Unlike the populist movement which was supported by disgruntled farmers, the progressive movement was fueled by small businessmen, professionals, and middle-class urban reformers. The progressive movement had many objectives some of which were contradictory, but there were a few basic types of progressive ideals that are synonymous with the movement. Some of these are:
Democracy
One of the greatest and most enduring successes for the progressives was achieved in their effort to make the government more democratic. They hoped to make the government more responsive by instituting the following reforms:
• Initiative: ordinary citizens could propose laws for consideration by their state legislatures or by the voters directly.
• Referendum: citizens could vote directly on whether to approve proposed laws.
• Recall: public officials could be removed from office by a direct vote of the citizens.
• Secret Ballot: citizens could keep their votes secret.
• Direct Primary: political party nominations for public office were made directly by a vote of rank-and-file members of the party rather than by party bosses.
• Direct election of US Senators: allows citizens in each state to directly elect their senators. This was achieved with the addition of the Seventeenth Amendment to the Constitution in 1913.
• Women’s Suffrage: granting women the right to vote. This was achieved with the addition of the Nineteenth Amendment to the Constitution in 1920.
Efficiency
Many progressives worked towards making government operations more efficiently serve the people’s needs by using scientific examples to show how operations can be improved. Some of the reforms implicated for this cause were:
• Professional Administrators: The progressives argued that governments would be more efficient if they were run by trained and professional administrators. This led to the rise of the city manager system, in which professional administrators ran the day to day affairs of the city governments under guidelines established by elected city councils.

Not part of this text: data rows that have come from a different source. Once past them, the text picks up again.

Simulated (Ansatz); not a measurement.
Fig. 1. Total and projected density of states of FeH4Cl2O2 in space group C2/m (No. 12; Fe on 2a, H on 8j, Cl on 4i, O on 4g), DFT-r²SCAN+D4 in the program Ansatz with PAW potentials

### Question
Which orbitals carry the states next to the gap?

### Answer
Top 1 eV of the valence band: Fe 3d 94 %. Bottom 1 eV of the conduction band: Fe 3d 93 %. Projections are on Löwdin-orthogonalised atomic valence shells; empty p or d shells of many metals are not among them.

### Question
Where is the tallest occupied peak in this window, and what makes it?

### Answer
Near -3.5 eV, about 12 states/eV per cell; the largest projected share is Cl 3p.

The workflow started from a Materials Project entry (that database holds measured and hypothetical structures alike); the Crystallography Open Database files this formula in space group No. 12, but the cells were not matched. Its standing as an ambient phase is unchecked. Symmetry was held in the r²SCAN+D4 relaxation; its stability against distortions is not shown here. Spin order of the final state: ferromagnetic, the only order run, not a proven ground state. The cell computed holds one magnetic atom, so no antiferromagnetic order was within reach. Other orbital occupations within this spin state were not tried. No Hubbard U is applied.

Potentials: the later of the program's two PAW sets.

• Centralization of decision making process: The number of officials was reduced to remove overlapping areas of authority. The number of local wards was reduced to increase the power of the city council. Budgets were developed to plan expenditure.
• Movements to eliminate government corruption: Progressives cleaned up local governments by eliminating the power of machine politicians and political bosses. Power was then transferred from urban bosses to professional administrators.
Regulation of Large Corporations and Monopolies
The progressives agreed that by regulating large corporations they could liberate human energies from the restrictions imposed by industrial capitalism but they disagreed on which of the following solutions to use:
• Laissez-Faire: Some progressives believed that marketplace forces would eventually regulate large corporations.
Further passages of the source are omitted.